Monday 23 June 2014

Conferences: ICAANE IX - round-up

This is a regular International Conference on the Archaeology of the Ancient Near East, held in Warsaw in 2011, due to be in Vienna next time, but this year in Basel, Switzerland.

After Registration at Universität Basel on afternoon of Sunday 8th June, we were off to a fast start the next day with plenary lectures followed by four and half days of several simultaneous lectures on various parts and periods of the ANE. Sometimes hard to get from one place to another in time.

As the name implies, ICAANE is mainly devoted to pre-Classical archaeology, though there were several interesting lectures on Petra and the Nabataeans. Also of interest was a (disturbing) 3-hour session on Syria. Don Boyer gave a very informative and superbly professional (as you would expect) talk on his research on the water supply of Roman Gerasa which got a good reception and useful questions and comments.

I would not normally have gone to ICAANE which seldom gives much attention to the Roman Near East. This year, however, Dr. Ueli Brunner (Department of Geography, University of Zurich) – who gave a lecture in UWA about 18 months ago on his work in Yemen, had organised a Workshop on Kites. So I gave a lecture on Kites in the Harret Khaybar of west-central Saudi Arabia. The plan is to publish all these Kites papers as a book – a quick and high-profile publication will stimulate new research.

As always, a good reason for attending is for those conversations and contacts that grease the academic research engine. People you seldom see are right there for days and there is the opportunity to talk at length.

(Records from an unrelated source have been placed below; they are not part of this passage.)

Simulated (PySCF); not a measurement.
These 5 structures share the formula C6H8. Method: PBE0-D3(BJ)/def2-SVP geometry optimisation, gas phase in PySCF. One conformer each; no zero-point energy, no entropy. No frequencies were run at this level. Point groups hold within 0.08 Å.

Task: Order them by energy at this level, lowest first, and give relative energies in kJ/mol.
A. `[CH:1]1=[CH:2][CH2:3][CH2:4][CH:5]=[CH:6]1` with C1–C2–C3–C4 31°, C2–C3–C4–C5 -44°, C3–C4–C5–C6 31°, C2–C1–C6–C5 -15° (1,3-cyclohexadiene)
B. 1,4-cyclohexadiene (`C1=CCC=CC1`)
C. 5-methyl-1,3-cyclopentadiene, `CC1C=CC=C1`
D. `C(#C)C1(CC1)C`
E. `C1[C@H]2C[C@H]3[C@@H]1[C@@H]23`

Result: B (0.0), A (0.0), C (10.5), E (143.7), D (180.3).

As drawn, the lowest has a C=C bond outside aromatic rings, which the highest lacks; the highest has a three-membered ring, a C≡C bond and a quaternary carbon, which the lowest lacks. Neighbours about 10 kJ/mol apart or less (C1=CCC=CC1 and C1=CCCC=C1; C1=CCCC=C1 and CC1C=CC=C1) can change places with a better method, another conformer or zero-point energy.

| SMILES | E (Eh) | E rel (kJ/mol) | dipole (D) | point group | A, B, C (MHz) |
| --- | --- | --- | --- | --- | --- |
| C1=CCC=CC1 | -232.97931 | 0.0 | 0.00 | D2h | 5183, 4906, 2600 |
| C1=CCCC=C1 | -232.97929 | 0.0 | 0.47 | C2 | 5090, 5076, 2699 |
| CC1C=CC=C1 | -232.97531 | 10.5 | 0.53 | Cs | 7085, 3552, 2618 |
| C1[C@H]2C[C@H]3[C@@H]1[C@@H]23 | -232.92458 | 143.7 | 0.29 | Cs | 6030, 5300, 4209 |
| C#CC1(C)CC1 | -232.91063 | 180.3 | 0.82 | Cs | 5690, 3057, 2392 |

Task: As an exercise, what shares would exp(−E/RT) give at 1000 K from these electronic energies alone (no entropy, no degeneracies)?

The University and Half-Canton of Basel each laid on a very pleasant reception and Dr Brunner took the Kites group for dinner in a delightful restaurant-pub in the back streets of Kleinbasel.

The weather was HOT – c. 35 every day. But Basel is delightful – 200 years of peace and neutrality is obviously a Good Thing. A little sight-seeing took us all at times to the Rhine where a recreation was to get into the river stream with clothes in an inflated backpack and let the current drift you downstream.

The Boyers and Kennedys joined up one afternoon to take the (free) public transport 12 km east to visit the superb ruins of the Roman city of Augusta Raurica, just outside modern August. You may remember a lecture to the Roman Archaeology Group of Perth on this town by Martina Müller a few years ago. More on this site later.